The Invisible War and Practical Christian Theodicy
One of the Christian blogs that I try to read on a daily basis is Hebrew4Christians. Over the last five years I have become convinced that we Christians make a lot of mistakes in our interpretation of scripture because we do not understand the Jewish context of both the Old and New Testaments. John Parsons, who runs the site, believes the same thing so I often find the topics he writes about to be interesting.
Recently John posted an article that I found to be particularly interesting because it ties in with the topic of theodicy (theodicy is the question of: Why does God allow evil to exist in the world?). This question is what I have been trying to address with my series of posts on the Invisible War. The Invisible War (aka the Angelic Conflict) is the only Christian explanation of why evil is allowed to exist that I have found to be compelling.
The post that caught my attention really has two parts, one dealing with a woman who is angry with God and then a section that deals with many Jew’s loss of faith following the Holocaust. As far as the angry woman is concerned I don’t think that telling her that most of the suffering in the world is because of our (fallen mankind’s) bad decisions. Our suffering is always very personal and any abstract impersonal explanation of why God allows us to suffer is never very satisfying. The bible discusses why we as individuals suffer (see Patterns of Suffering) but this isn’t something that I would go into any depth with a person who is suffering.
On the other hand I believe that the Invisible war explains the world’s continuing and persistent antisemitism. Satan’s only hope is to frustrate God’s plans in the same way that God has frustrated Satan’s plans. One of the ways this can be done is for Satan to destroy all of the Children of Israel. This will make it impossible for God to fulfill His promises to Israel (I believe there still are promises to Israel that will be fulfilled). If Israel is destroyed then God’s promises are lies. Then Satan would be able to successfully claim that he and God are “morally equivalent.”
01.05.11 (Tevet 29, 5771) Is it ever appropriate to be angry at God? Recently I talked with a woman who had experienced various kinds of hardship in her life. Her father died when she was young and she was raised by an alcoholic and distant mother. She later married (and eventually divorced) a man who was abusive and emotionally unavailable to her. Her children suffered terribly from debilitating mental illness and insecurities. In light of all this, she defended her “right” to be angry at God and to question His goodness (to her). It was “safer” for her to consciously keep her distance from God, perhaps because she was afraid of being hurt once again…. Sadly, her ongoing sense victimization was more important to her than any promise of a future and hope (Jer. 29:11)… Today she remains “stuck” within the pain of her past and is offended by the idea that God personally loves her. Perhaps you know someone who has a similar struggle?
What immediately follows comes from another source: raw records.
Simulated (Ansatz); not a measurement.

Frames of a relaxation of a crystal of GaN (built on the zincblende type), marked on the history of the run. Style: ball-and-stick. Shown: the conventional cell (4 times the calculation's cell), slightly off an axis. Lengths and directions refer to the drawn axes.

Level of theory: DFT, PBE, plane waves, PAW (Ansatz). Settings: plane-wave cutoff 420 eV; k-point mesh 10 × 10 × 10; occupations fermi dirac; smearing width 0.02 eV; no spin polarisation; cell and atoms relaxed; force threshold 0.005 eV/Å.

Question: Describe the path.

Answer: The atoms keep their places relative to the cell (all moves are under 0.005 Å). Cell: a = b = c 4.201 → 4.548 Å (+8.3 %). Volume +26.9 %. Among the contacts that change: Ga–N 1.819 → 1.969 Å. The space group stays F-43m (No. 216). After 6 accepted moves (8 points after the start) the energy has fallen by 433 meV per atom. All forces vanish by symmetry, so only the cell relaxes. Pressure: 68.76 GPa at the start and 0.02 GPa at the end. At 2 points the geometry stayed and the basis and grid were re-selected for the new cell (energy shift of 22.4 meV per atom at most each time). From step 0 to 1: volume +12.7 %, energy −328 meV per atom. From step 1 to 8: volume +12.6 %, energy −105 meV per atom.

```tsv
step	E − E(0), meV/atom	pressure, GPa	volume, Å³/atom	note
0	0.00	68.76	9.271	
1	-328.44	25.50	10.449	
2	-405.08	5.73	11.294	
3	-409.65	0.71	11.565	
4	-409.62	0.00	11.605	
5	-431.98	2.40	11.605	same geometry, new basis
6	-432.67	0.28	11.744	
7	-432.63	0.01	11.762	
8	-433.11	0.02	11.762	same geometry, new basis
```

We live in a fallen world full of sinners and we often suffer the consequences of other people’s bad decisions as well as our own. Nowhere in the Bible can a promise that the world will treat us fairly be found. We are promised that we will be treated fairly in eternity (unbelievers are treated fairly in being condemned to the lake of fire even though none of them will agree) but that is in the future. The one thing that is promised is that God has provided us a way out of our desperate situation. Do you want your life to turn around? If so I encourage you to believe on the Lord Jesus Christ as you savior and then start learning some Bible doctrine. This isn’t a quick fix and I wouldn’t think of claiming Christianity is a “quick fix.” However it is the path that God has provided for us to solve our problems in this life. To be angry with God while not taking advantage of His provisions for us is a path that is doomed to failure.
Then there is the part of John’s post that deals with the Jews:
Of course Jewish post-Holocaust theology (i.e., “theology after Auschwitz”) has wrestled with these sorts of harrowing and disturbing questions, though on a far larger and more traumatic scale. How could an all-loving, all-knowing, and all-powerful God allow (or permit) the horrors of the Shoah? For many Jews, the Holocaust marked the practical end of their faith, while for others it marked the start of a “theology of protest.” In either case, however, the horrific reality of the Holocaust requires an authentic response from all of us. Providing an intellectual theory about the “problem of evil” seems empty and even irreverent in the face of such unspeakable acts of cruelty. Beware of any theology that denies the reality and heartache of human suffering. Yeshua offered up “loud cries and tears” during the days of his flesh, and he wept over the pain others experienced (Heb. 5:7, John 11:35).
I suppose that what I am going to say will indeed sound like an “intellectual theory” but I am going to say it anyway. Like I wrote above, God has made promises to Israel so they are the object of great hatred by Satan. I believe that the prophesies in the Book of Revelation have yet to be fulfilled and that they involve Israel. If Satan can cause all of the Jews to be destroyed then the Messiah will not return and Satan can rest easy for his judgment day will never arrive.
I guess that begs the question “So what if Satan hates the Jews, God still didn’t have to allow the Holocaust!” While the killing in the Holocaust seemed indiscriminate it wasn’t, God protects His own. I believe that God protected many Jews without their even realizing it (that is not to say that they didn’t suffer greatly). I believe a parallel for this can be found in Ezekiel Chapter 9 which I find to be a bit unsettling (I recommend getting Arnold Fruchtenbaum’s study on the Book of Ezekiel). In that passage some residents of Jerusalem (the ones who “sigh and that cry over all the abominations”) were marked by an angel and spared from the Babylonians. Unfortunately many residents of Jerusalem at that time were not interested in YHVH (Jehovah). If a person rejects God they cannot expect indefinite protection from Satan and the world. None the less there will always be an Israel.
I will disagree with one thing that John says in his post. When discussing the parable of the “unrighteous judge” he says that Yeshua (Jesus) likens God to the unrighteous judge. I disagree, I don’t believe that the parable is a comparison as much as a contrast. I suspect John Parsons has studied this passage and his statement is no accident but I would like to provide a different view for any reader who is interested. Bob Deffinbaugh has a good article on this topic titled “Piety, Persistence, Penitence, and Prayer (Luke 18:1-14)” which is worth reading.
I believe that questions like these are important to ask and that Christians need to have good answers. I suppose my answers won’t be found to be of comfort to many people. Of course that doesn’t mean the answers I have given aren’t true. Does anyone have a better answer?